What it was like today: a) wet b) trees

As of today — and as there’ll be no more walks until January, as of the end of 2017 — I have done 131 Wainwrights on my second round, thus have 199 to go. 2017 saw me do 18 walks with a total of 47 Wainwrights bagged: there were no really great set-pieces unlike in 2016, though it was nice to get up Great Gable in decent weather (and make it number 100 of the second round).

Anyway, whatever you are doing — have a merry Christmas. I hope to be walking again before 2018 is more than a few days old.

Raise from White Side

Looking back to Raise, from White Side

In the two walks done at the start of November, I was out on the fells (admittedly fairly low ones) without need for an outer fleece or jacket. But not yesterday, 29th November — for as you can see I was up above the snowline in the Helvellyn range. Walk 139 was fairly short, at just 6.5 miles, but there was plenty of climbing needed to bag four fells: Glenridding Dodd, Sheffield Pike, Raise and White Side. The latter two were also done in the snow the first time round, making them the first fells in this project to be bagged twice in snow each time. Which, for White Side, is fairly appropriate I suppose.


View of Thirlmere on the descent. No zipwires, please (see commentary)

As of today, then, I have bagged 130 of the 330 Wainwrights on my second round, thus have exactly 200 to go. I hope to get one more in before Christmas, but it does all depend on the weather in the week of the 18th December.

One more thing while you’re here. I’m not against development per se but the idea that the worth of the Thirlmere valley will be enhanced by running zipwires across the lake might be one that, like me, you find faintly ludicrous. If so, it’s probably not a bad idea to register your objection to the scheme before it gets past the planning authorities. See this page from the Friends of the Lake District site for more information about the scheme and how to register your objection. Thank you.


Walk 138 around Kentmere

November 6, 2017

High Knott summit, rain shower

High Knott summit, through a rain shower

I said at the end of the last blog post that I hoped to get out onto the fells again within a week, and duly managed this on Saturday, when another mostly sunny and mild day (with a few rain showers admittedly — as pictured here0 saw me bag three fells on walk 138: High Knott, Sour Howes and Sallows. The walk was a little longer than expected (12.5 miles) but it’s worth doing thanks to some fine views of Windermere. But you will be deflected by fences and walls at various points, as I discuss in the commentary.

As of today then I have bagged 126 of the 330 Wainwrights in my second round, thus have 204 to go. Next walk…. who knows? Depends on good weather coinciding with one of my few free days between now and Christmas…

Gate above Scarside

The gate onto the open fell above Scarside: Withnail & I location, number 1 (see the text).

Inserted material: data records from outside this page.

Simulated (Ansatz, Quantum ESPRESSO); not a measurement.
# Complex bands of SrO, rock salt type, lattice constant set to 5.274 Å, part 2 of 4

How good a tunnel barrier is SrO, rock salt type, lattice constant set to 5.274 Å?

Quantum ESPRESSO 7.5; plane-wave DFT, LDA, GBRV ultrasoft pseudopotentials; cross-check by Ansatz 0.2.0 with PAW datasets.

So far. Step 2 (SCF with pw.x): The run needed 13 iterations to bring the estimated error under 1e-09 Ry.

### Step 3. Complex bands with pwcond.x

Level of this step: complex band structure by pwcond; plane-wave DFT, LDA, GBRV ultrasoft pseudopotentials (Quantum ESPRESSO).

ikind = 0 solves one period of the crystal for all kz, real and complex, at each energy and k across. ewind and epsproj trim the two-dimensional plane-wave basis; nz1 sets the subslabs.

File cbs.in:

It feels like quite a while since I did any proper walking, even including the guest appearance of Tromsdalstinden at the beginning of October. Six weeks since my last Wainwright walk and only that one done since mid-August. Time to get out…

Half-term holidays therefore saw me take Joe to the east side of the Lake District for walk 137, which bagged two Outlying Fells, namely Knipescar Common and Heughscar Hill. Both are gentle green rises and no one is going to consider this walk a ‘mountain climb’ but nevertheless this is a fine hike through beautiful countryside, and with extensive views, particularly the one of Ullswater from Heughscar Hill (pictured). Read all about it and see more photos on the walk 137 page.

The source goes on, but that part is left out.